In a test of state clout over megamergers, New York regulators are threatening to disrupt Comcast's acquisition of Time Warner Cable unless the companies agree to costly concessions.
From Albany to Sacramento, the nation's two biggest cable providers are trying to appease state officials reviewing the $42.5 billion deal.
While the U.S. government is reviewing the alliance on antitrust grounds, states have authority over cable service on their soil. New York regulators have additional power due to a state law passed this year that requires cable mergers to benefit the public.
If a key state such as New York rejects the acquisition, it could lead the companies to abandon the plan.
"They definitely have leverage," said Brad Ramsay, general counsel at the National Association of Regulatory Utility Commissioners, a Washington-based group that represents state regulators. "They can definitely extract concessions."
The deal has become part of the New York gubernatorial campaign. Gov. Andrew Cuomo, who has received more than $200,000 in combined campaign contributions from the companies, hasn't taken a stance, while a rival for the Democratic nomination says she would reject the consolidation.
The New York State Public Service Commission is scheduled to vote on Oct. 2, and its staff has recommended the acquisition be approved only if concessions are included that it says would cost Philadelphia-based Comcast $300 million. The proposals would require a post-merger Comcast to keep jobs in New York, offer faster broadband, improve customer service, expand in rural areas, and ease enrollment standards for a program that offers cheap broadband to poor families.
Some are pressing for even more. This week, Cuomo said he would make sure the state's merger review takes into account a nationwide loss of Internet service for Time Warner customers that lasted several hours on Aug. 27.
The state can set conditions so stringent the companies would forgo the merger, Richard Brodsky, a former state lawmaker and senior fellow at Demos, a New York-based policy group, said. "This is not a garden-variety PSC decision," he said.
Five of 12 states where the deal is under review have yet to finish their work, Comcast said in a filing Aug. 26. In addition to New York with its top media market, New York City, a decision is due in California, home to No. 2 market Los Angeles.

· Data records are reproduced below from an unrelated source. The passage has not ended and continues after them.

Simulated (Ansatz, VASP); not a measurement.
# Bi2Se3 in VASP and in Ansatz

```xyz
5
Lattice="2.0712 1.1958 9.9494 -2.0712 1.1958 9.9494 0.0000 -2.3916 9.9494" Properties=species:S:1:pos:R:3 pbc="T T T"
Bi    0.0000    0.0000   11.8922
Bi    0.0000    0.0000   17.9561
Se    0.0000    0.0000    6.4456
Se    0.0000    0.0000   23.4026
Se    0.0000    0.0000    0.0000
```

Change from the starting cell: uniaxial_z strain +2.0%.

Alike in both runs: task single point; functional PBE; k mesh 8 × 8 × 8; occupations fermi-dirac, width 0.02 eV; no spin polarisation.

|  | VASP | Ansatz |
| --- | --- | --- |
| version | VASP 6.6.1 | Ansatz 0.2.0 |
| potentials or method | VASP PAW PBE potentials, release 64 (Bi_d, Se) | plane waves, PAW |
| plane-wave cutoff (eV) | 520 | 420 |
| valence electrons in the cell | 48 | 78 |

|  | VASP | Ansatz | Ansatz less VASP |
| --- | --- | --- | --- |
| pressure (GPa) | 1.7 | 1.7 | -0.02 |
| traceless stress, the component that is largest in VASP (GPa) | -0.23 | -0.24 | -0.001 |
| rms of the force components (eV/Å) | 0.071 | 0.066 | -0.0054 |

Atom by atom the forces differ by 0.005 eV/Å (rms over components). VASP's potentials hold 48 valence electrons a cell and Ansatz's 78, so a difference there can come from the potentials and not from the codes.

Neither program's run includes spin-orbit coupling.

"Technically any state could deny a merger, although I've never seen that happen," said Lindsay Brown, an attorney in the Office of Ratepayer Advocates, an independent body within California's Public Utilities Commission. "But conditions can certainly be imposed, and have been imposed in the past. And that's what may happen here."
New York state is home to about 2.5 million Time Warner customers. Comcast would gain about 7 million total video customers from the acquisition.
"We look forward to working with the mayors of New York and Los Angeles as the regulatory review process proceeds, and with the state commissions who have the jurisdiction for review in both California and New York," said Joelle Terry, a Comcast spokeswoman based in Washington.
Comcast executives met with staff from the New York service commission three times, along with Time Warner Cable representatives, before filing for merger approval in May, according to state records. Comcast had three meetings with commission staff this month, including one attended by Audrey Zibelman, the agency's chair and a Cuomo appointee.
Since 2009, when Cuomo was preparing to run for governor, Comcast has donated $99,600 to him and Time Warner, based in New York City, has added $112,800, according to campaign filings. The two companies also donated a combined $500,000 to a state Democratic party account which Cuomo controls.
The contributions stopped in January. Cuomo has a history of taking large chunks of cash from a particular industry and then abstaining from accepting further donations once his office becomes involved in a decision related to it, said Bill Mahoney, who studies campaign-finance data for the New York Public Interest Research Group, a government watchdog.
In April, Cuomo signed a law that requires cable companies to show a merger would benefit the public -- a tougher standard than the old law that said a deal would pass unless state officials found it violated the public interest. Cuomo in March said he isn't taking a position on the merger, leaving the decision up to the state commission that's led by his appointee.
New York law allows the public service commission to block a merger outright, said Tim Wu, a Columbia Law School professor who is running for lieutenant governor in the Democratic primary against a candidate picked by Cuomo.
"The tradition has been where they use the power to block to extract a series of goodies," Wu said in an interview in Albany.
Wu said if elected he'd urge the commission to block the deal. He estimates it could add $1.6 billion to cable bills across the state and hamstring media companies, many based in New York, as they negotiate with a combined cable giant.
Wu was endorsed by the New York Times Thursday in the primary after the newspaper chose not to back either Cuomo or Zephyr Teachout, a law professor at the top of the ticket with Wu who also opposes the merger.
Comcast, Time Warner and New York state probably will reach an agreement, said Paul Gallant, a Washington-based analyst for Guggenheim Securities.
"New York is pursuing a tougher tone than most states, but it also looks like they may be willing to work out conditions with Comcast that would avoid a challenge to the merger," Gallant said.
Across the continent, California regulators have decided they have the right to examine the merger's impact on broadband, or high-speed Internet service, and they promise a "rigorous" review. The California utilities commission in an Aug. 14 decision brushed aside Comcast's contention the review should include only voice services.
The result is a "pretty aggressive" review of the merger, which would leave Comcast as a dominant provider in California, said Rachelle Chong, a San Francisco-based lawyer who has served on the U.S. Federal Communications Commission and California's Public Utilities Commission.
California issues licenses for cable service, and because of that "the cable companies are very mindful," she said. "They will certainly participate actively."